Arabic Page Recognition Profile Settings Window

The following options are found in the Arabic page recognition properties window.

General Settings

This group has the following options:

Word separation characters

Use this field to define what characters may delimit words. The value for this option is set to /:()-# (forward slash, colon, open and close parentheses, hyphen, pound) by default.

Correct separated numbers

Select this option to automatically combine numbers or groups of numbers that are close together. For example, if the engine reads "12," and "00," as two words less than half a space apart, it returns a single combined word - "12,00". This option is selected by default.

Secondary language

Select a secondary language from the list for documents that contain digits or other English or French text in addition to the Arabic text. The value for this option is set to <None> by default.

Arabic Recognition Environment

This group has the following options:

Reliability rate

By default, if no font is selected a font-independent recognition is performed. When a font is selected from the Arabic fonts an additional font-dependent recognition is executed. The reliability rate defines the weight for the font-independent versus the font-dependent results in order to return the result with the best confidence.

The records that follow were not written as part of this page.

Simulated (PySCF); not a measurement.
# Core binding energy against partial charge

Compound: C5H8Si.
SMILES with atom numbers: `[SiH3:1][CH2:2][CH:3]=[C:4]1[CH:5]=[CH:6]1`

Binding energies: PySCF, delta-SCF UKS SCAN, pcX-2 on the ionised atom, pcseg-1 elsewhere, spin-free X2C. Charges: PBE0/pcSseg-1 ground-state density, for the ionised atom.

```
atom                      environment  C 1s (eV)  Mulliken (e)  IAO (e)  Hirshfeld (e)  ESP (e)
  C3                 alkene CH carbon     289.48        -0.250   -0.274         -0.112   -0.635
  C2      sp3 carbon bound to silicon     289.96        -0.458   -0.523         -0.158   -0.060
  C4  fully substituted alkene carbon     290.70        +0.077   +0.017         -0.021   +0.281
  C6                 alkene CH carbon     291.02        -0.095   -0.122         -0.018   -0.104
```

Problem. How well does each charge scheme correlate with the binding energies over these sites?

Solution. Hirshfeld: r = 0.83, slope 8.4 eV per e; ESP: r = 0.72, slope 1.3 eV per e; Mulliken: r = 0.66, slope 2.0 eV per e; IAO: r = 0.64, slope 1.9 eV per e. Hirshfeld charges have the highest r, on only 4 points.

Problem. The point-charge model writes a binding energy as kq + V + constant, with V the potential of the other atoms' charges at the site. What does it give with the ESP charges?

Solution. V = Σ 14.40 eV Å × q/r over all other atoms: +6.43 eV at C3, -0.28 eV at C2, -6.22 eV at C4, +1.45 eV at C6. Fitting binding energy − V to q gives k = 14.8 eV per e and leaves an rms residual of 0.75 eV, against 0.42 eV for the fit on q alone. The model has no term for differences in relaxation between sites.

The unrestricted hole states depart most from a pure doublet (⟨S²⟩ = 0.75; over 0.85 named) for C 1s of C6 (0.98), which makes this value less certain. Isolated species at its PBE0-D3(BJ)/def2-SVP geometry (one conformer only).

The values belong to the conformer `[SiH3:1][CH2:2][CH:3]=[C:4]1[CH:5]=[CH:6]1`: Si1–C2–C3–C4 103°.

Use this option to define the rate for the reliability. The value for this option is set to 50 by default.

Arabic fonts

If your documents contain several fonts you can enable font-dependant recognition by selecting different fonts from the list. For the best results, you should enable multiple fonts only if the fonts used on the documents are known. This is because a random selection of fonts can slow down the recognition process, and may reduce the accuracy rate. When you do enable multiple fonts, set the reliability rate to 50 so that the font-dependent and font-independent recognition is rated equally.

Image Preprocessing

This group has the following options to increase the integrity of images extracted:

Deskew

Select this option to automatically correct slightly slanted images. This option is cleared by default.

Despeckle

Select this option to remove blobs on an image. If selected, it automatically removes all groups of connected pixels with a number of pixels below the configured Maximum pixel size value. This option is cleared by default.

Maximum pixel size

If Despeckle is selected, you can define a maximum number of connected pixels. Any number of connected pixels below the defined value are removed as noise. The value for this option is set to 1 by default.

Definitions for the buttons at the bottom of this window can be found in Common Transformation Designer Buttons.